Monday, May 20, 2013

 

abandon perfectionism...


... all ye who enter here.  That was what I came away with, after my weekend reading. And contemporary reading at that, what a change for me these days.  Two nearly-current books read back to back, almost at random (although is anything ever really random), while Ryan has been at home, sick.  Thus I've been puttering around making cups of tea and bringing him glasses of watered-down ginger ale.  And thus I've been seeking gentle distraction.  I planted onion sets and seed potatoes out in the garden, then curled up with books. 

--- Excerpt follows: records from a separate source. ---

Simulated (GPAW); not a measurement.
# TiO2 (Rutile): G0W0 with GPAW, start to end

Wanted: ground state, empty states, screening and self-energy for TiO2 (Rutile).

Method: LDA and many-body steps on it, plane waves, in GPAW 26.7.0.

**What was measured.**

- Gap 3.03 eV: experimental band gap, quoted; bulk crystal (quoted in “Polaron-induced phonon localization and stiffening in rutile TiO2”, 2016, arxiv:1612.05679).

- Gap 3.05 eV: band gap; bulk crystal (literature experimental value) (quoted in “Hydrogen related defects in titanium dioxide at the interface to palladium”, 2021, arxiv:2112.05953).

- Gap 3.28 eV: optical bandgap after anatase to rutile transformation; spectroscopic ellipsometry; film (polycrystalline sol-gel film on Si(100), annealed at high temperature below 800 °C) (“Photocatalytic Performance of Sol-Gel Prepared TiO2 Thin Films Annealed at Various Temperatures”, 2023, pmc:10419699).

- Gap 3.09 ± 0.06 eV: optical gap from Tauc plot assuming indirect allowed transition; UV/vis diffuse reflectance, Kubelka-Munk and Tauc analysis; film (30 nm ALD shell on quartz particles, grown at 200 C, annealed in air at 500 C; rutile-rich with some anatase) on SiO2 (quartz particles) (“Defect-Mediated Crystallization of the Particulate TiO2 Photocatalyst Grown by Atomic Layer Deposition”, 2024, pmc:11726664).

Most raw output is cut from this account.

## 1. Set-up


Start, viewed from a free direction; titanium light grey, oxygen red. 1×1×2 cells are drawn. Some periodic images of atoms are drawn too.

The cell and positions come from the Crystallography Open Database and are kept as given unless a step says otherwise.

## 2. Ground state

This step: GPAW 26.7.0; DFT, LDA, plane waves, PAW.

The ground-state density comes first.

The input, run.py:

Firstly, I picked this memoir up secondhand last week, and read it over the weekend in two sittings.  The Bucolic Plague: How Two Manhattanites Became Gentlemen Farmers by Josh Kilmer-Purcell (HarperCollins 2010):


Charming and funny with non-ironic life lessons amidst some glam of city life, the financial crash, and "stylish agrarian subsistence" (p.38) on an old farm they fell in love with.  Augusten Burroughs lite (i.e. less traumatic, less fraught, which, while I love Augusten Burroughs's writing, is sometimes a real plus).  Loved this story of two successful professionals who sought the good life, then found it, had it all, I mean they had a lot, and then got even more, and then almost lost everything, including each other.  Loved how both of them struggle against the demon of perfectionism, even while knowing that the show must go on, and concluding if so, then why shouldn't it go on beautifully.  Great Martha Stewart factoids are peppered throughout, since one of the main characters worked for her during most of the time period this memoir covers.  Loved the book, and now I see - a little late for the party, as usual - that the memoir is also a television series and of course they have a website and gorgeous farm products and a store and a new cookbook and blogs and twitter and facebook and their llama has a facebook account too and the guys even won The Amazing Race and and and and... Well.  It all sounds exhausting and they might agree with me, but it still appears that they are having the times of their lives, and actually living the dream, not just dreaming the dream.  Which is the point of the book (remember the book?).  Loved the book, I'll say it again.

Secondly, a novel also bought secondhand, a few months ago, and read yesterday afternoon from cover to cover, straight through, while Ryan slept - Juliet, Naked by Nick Hornby (Riverhead 2009):


He writes so well about middle-aged People In Trouble and I admire him so much for it.  Quick synopsis - unsatisfied woman and her music-geek boyfriend (who is totally obsessed with short but brilliant career of supposedly reclusive once-famous musician) unravel their tired relationship, while the life and motivations of the musician himself come into clearer and clearer focus.  Classic Hornby, hearkening back to his first novel High Fidelity - hapless cultural obsessives wondering about their dubious choices and not-always-honorable motivations.  I don't normally have a whole lot of patience to spare for wishy-washy fictional protagonists in contemporary fiction, which is why I don't read a lot of it, and you know, now that I think about it, I'm not sure that there even are any in this novel.  I guess I just really like the characters Hornby creates, consistently, in novel after novel.  They are so far from perfect, perfectionism isn't even on their radar as the possibility of a blip.  Even characters who make terrible choices and exhibit difficult and unlikable behavior somehow become endearing, under his pen (or keyboard, or whatever).  Perhaps because they all doubt themselves so much, about so many things.  And they still usually contain kernels of decency.  Life is messy and fraught (again that word, but really, isn't life just fraught?), but good in spite of that.  His people care, even when they act badly, which is almost all the time.  But they mean well, usually, and they say so.

For example, the female main character in Juliet, Naked writes at one point, after parsing a comment on a blog, written in response to a post of hers (how meta, here I am writing a post about a post and a comment in a novel, while wondering if anyone will comment on my post, ugh, Strunk and White must be cringing somewhere) (p.72):

"She wondered why someone would bother to write that; but then, 'Why bother' was never a question you could ask about more or less anything on the Internet, otherwise the whole bunch of them shriveled to a cotton-candy nothing.  Why had she bothered?  Why does anybody?  She was for bothering, on the whole;  in which case thank you... for your contribution, and thank you, everybody else, on every other website."   

So, from both books:  yes, bother, do what you do and do it well, but perfectionism is for the birds.

A quick aside - weirdly, these books - chosen from a giant windrow of to-be-read stuff - both contain important secondary characters named Farmer John.  I mean, what are the chances?